Sankofa @ Bread and Roses Theatre Review

Originating from the Akan Tribe in Ghana, the term Sankofa translates as “To go back and  get it”, a reminder of how important it is to look back at the past and revisit our roots in order to move forward. The word such a powerful sentiment it has with it its very own symbol, characterised by a striking heart shaped logo. Delving into her recent, as well as not so recent past and heritage, British Ghanaian theatre maker Nicole Acquah presents a semi-autobiographical piece tying folklore with the modern day.

After the incredible discovery that her grand uncle Asiedu Yirenkyi played a pivotal role in the shaping of Ghanaian theatre, Nicole is inspired to further explore her own cultural identity and legacy, Sankofa as much about connecting with the now as it is about looking back. It is instantly made clear that Acquah is concerned with the evening feeling communal, a moment for discussions to be had – drawing on the power and significance of the names we’re given and asking for audience members to note their names down, and if possible explain what their names mean. Her family, friends and parents also part of the audience, adding to evening’s relaxed tone.

Sankofa for the next 80 minutes flitters between African folklore – Amma Pranaa, one of Yirenkyi’s works , and draws on the African storytelling tradition of passing down tales orally through the ages and integrating musical accompaniment, beautifully supplied by Doyin Ade playing the African drum and Vanessa Garber playing the clarinet. The tale’s theme of a royal having to chose her future husband from a selection of suitors resonant in regards to the idea of now being able to chose who you can fall in love with. This tale of old integrated with Acquah’s own story of navigating modern love, continually discovering who she is both personally and as a theatre maker of the African diaspora and dealing with the perceptions of her identity, especially on her travels around the Mediterranean touring theatre.
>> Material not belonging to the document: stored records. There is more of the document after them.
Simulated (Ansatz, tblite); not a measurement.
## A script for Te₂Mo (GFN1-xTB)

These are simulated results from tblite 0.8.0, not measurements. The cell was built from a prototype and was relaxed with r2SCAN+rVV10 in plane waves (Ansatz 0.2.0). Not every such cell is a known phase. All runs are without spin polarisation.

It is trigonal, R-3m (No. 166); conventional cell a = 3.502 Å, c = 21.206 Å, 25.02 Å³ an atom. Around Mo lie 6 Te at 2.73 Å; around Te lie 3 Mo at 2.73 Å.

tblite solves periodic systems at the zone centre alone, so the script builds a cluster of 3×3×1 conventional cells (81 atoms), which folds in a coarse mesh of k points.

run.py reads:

Aquah writes and performs an honest, explorative, warm piece, Carol Leeming MBE directing an ambitious evening packed full of content that leaves you thinking post show. This is a lovely addition to the British African canon, one looking at the perspective of contemporary Black Britons and this is incredibly important, I look forward to more shows that contribute to this.

Review written by Lucy Basaba.

Sankofa is currently showing until Saturday 19th February 2022 at the Bread and Roses Theatre. To find out more about the production, visit here…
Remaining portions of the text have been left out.